Receive advice from a turnaround practitioner

The company has received advice from an appropriately qualified professional who is able to form a view that enacting safe harbour will result in a better outcome for the company than liquidation or voluntary administration:

  • A turnaround practitioner, who is qualified and has extensive experience in operational and financial turnaround is well placed to provide this advice.
  • A turnaround plan should be developed where one or more courses of action are reasonably likely to produce a better outcome.

To rely on safe harbour protection, the director(s) should:

  • The company should be fully compliant with its tax reporting obligations (not necessarily paid);
  • Be able to pay employee entitlements;
  • Continue to maintain appropriate books and records.

How long does safe harbour last?

Safe harbour protection is available from the point in time when the directors start developing one or more courses of action. There is no specified duration to safe harbour protection provided the company continues to work towards an outcome that was reasonably likely to provide a better outcome than formal insolvency. The turnaround plan and initiatives may change and develop over the course of safe harbour protection.

Our insolvent trading lawyers recommend meeting monthly to: 

  • confirm that the turnaround plan is being implemented;
  • revisit the plan to test that it is still valid to achieve a better outcome;
  • confirm statutory reporting obligations are being maintained; and
  • ensure appropriate records are being maintained.

How to identify if a director needs safe harbour protection?

Directors can seek help as soon as the financial position of the company begins to deteriorate. It is important for advisors such as book-keepers and accountants to communicate with directors if they become aware of any circumstances that may warrant safe harbour protection such as:

  • Declining earnings or sales;
  • Difficulty in meeting outstanding tax obligations;
  • Tight cash flow & inability to pay wages;
  • An expectation that the next big job/sale/contract will save the company;
  • Pressure from creditors & legal demands;
  • Breach of lending covenants;
  • External factors, market changes & increas/ed competition or disruption.

How do I maintain safe harbour protection?

To be confident Safe Harbour protection continues to apply:

  1. document the engagement of an appropriately qualified turnaround practitioner;
  2. confirm the threshold conditions are being satisfied;
  3. receive formal recommendations on Safe Harbour process; and
  4. ensure directors continue to resolve at meetings that Safe Harbour purpose is being progressed and remains appropriate.

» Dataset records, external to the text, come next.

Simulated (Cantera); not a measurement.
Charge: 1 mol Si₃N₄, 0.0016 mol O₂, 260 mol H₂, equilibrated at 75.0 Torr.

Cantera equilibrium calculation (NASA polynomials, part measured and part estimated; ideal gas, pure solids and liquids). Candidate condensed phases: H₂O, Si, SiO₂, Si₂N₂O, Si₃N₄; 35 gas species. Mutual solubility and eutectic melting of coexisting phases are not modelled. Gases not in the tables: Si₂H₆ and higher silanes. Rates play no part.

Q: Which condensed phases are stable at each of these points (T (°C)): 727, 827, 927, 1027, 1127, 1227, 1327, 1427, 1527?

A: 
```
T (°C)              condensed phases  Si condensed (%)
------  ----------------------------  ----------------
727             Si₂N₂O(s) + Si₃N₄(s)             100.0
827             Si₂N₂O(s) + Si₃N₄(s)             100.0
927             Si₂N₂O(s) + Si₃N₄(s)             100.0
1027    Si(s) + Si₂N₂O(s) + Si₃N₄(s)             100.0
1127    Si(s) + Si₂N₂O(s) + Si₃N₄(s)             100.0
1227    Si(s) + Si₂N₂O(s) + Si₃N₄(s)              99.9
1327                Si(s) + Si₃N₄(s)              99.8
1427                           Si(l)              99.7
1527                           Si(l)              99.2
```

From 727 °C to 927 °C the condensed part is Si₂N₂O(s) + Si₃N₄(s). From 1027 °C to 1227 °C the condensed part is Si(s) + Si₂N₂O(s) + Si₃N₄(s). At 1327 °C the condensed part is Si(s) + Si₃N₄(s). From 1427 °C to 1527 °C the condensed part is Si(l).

Will I maintain control over my company?

The answer to this very important question depends on the method of ‘turnaround’. There are two possible scenarios with varying levels of control:

1. Informal Workout or ‘Safe Harbour’ Turnaround

  • In this scenario, you retain full control of your company during and work with a qualified turnaround practitioner.

2. Voluntary Administration or Liquidation

  • In this scenario, a registered liquidator will take over control of your company. This is a person appointed by shareholders, or unsecured creditors. On appointment, the liquidator assumes control of the business, collects and auctions off its free (un-pledged) assets in a reasonably short time, pays the unsecured creditors from the proceeds of the sale, and (if any money is left) distributes it among the shareholders in proportion to their shareholdings.

Who is at the forefront of these reforms?

The Australian Institute of Company Directors

The Australian Institute of Company Directors had long advocated for the legislative reform which is designed to encourage innovation, risk and sustainable economical growth.

Turnaround Management Association

The Turnaround Management Association (Australia), also strong advocates of the legislative reform, published Best Practice Guidelines – Navigating Safe Harbour. In July 2017, whilst still in consultation, Lachlan Edwards, the President of the Turnaround Management Association, and Marcus Derwin, Director, were interviewed for an article which appears in the July edition of the Australian Institute of Company Directors Magazine on the proposed Safe Harbour reforms to Australian insolvency laws.